Train a CW Network (CWN)#
We create and train a specific version of the CWN originally proposed in Bodnar et. al : Weisfeiler and Lehman Go Cellular: CW Networks (2021).
The Neural Network:#
The equations for a single layer of this neural network are given by:
🟥 \(\quad m_{y \rightarrow \{z\} \rightarrow x}^{(r \rightarrow r' \rightarrow r)} = M_{\mathcal{L}\uparrow}(h_x^{t,(r)}, h_y^{t,(r)}, h_z^{t,(r')})\)
🟥 \(\quad m_{y \rightarrow x}^{(r'' \rightarrow r)} = M_{\mathcal{B}}(h_x^{t,(r)}, h_y^{t,(r'')})\)
🟧 \(\quad m_x^{(r'' \rightarrow r)} = AGG_{y \in \mathcal{B}(x)} m_{y \rightarrow x}^{(r'' \rightarrow r)}\)
🟧 \(\quad m_x^{(r \rightarrow r' \rightarrow r)} = AGG_{y \in \mathcal{L}(x)} m_{y \rightarrow \{z\} \rightarrow x}^{(r \rightarrow r' \rightarrow r)}\)
🟩 \(\quad m_x^{(r)} = AGG_{\mathcal{N}\_k \in \mathcal{N}} (m_x^k)\)
🟦 \(\quad h_x^{t+1,(r)} = U\left(h_x^{t,(r)}, m_x^{(r)}\right)\)

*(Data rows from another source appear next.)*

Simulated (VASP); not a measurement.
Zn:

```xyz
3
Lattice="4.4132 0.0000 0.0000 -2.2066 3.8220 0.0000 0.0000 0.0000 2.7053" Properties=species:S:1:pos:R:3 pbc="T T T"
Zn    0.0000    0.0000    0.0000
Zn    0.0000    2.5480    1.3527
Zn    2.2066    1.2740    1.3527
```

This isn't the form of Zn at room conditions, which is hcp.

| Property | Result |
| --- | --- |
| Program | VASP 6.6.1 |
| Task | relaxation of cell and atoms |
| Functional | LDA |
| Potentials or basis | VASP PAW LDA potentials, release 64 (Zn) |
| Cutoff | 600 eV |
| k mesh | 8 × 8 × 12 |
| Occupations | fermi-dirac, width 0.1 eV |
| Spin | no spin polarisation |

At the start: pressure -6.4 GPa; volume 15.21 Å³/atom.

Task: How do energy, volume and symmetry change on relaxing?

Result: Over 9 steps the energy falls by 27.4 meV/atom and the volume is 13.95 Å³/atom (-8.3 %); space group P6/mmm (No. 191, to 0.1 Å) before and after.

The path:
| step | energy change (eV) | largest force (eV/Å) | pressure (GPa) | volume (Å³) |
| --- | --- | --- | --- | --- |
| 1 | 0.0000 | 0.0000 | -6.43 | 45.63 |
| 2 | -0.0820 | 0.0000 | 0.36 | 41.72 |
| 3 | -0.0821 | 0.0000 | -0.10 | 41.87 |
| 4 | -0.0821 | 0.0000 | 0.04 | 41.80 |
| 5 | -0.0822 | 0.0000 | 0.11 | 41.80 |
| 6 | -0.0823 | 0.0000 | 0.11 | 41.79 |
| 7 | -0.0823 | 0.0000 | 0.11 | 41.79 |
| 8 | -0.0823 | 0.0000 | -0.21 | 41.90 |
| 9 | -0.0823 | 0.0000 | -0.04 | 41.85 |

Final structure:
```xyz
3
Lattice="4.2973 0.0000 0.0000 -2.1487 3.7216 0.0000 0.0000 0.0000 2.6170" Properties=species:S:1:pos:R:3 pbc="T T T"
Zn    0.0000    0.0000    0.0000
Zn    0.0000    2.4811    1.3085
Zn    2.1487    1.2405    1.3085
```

Where the notations are defined in Papillon et al : Architectures of Topological Deep Learning: A Survey of Topological Neural Networks (2023).
The Task:#
We train this model to perform entire complex classification on a small version of shrec16.
Set-up#
[1]:
import numpy as np
import toponetx as tnx
import torch
from sklearn.model_selection import train_test_split
from topomodelx.nn.cell.cwn import CWN
from topomodelx.utils.sparse import from_sparse
torch.manual_seed(0)
[1]:
<torch._C.Generator at 0x16d07b750>
If GPU’s are available, we will make use of them. Otherwise, this will run on CPU.
[2]:
device = torch.device("cuda" if torch.cuda.is_available() else "cpu")
print(device)
cpu
Pre-processing#
The first step is to import the dataset, shrec16, a benchmark dataset for 3D mesh classification. We then lift each graph into our domain of choice, a cell complex.
We also retrieve:
input signals
x_0
,x_1
,x_2
on the nodes (0-cells), edges (1-cells), and faces (2-cells) for each complex: these will be the model’s inputs,a scalar classification label
y
associated to the cell complex.
[3]:
shrec, _ = tnx.datasets.shrec_16(size="small")
x_0s = shrec["node_feat"]
x_1s = shrec["edge_feat"]
x_2s = shrec["face_feat"]
ys = shrec["label"]
simplexes = shrec["complexes"]
Loading shrec 16 small dataset...
done!
[4]:
i_complex = 6
print(
f"The {i_complex}th simplicial complex has {x_0s[i_complex].shape[0]} nodes "
f"with features of dimension {x_0s[i_complex].shape[1]}."
)
print(
f"The {i_complex}th simplicial complex has {x_1s[i_complex].shape[0]} edges "
f"with features of dimension {x_1s[i_complex].shape[1]}."
)
print(
f"The {i_complex}th simplicial complex has {x_2s[i_complex].shape[0]} faces "
f"with features of dimension {x_2s[i_complex].shape[1]}."
)
The 6th simplicial complex has 252 nodes with features of dimension 6.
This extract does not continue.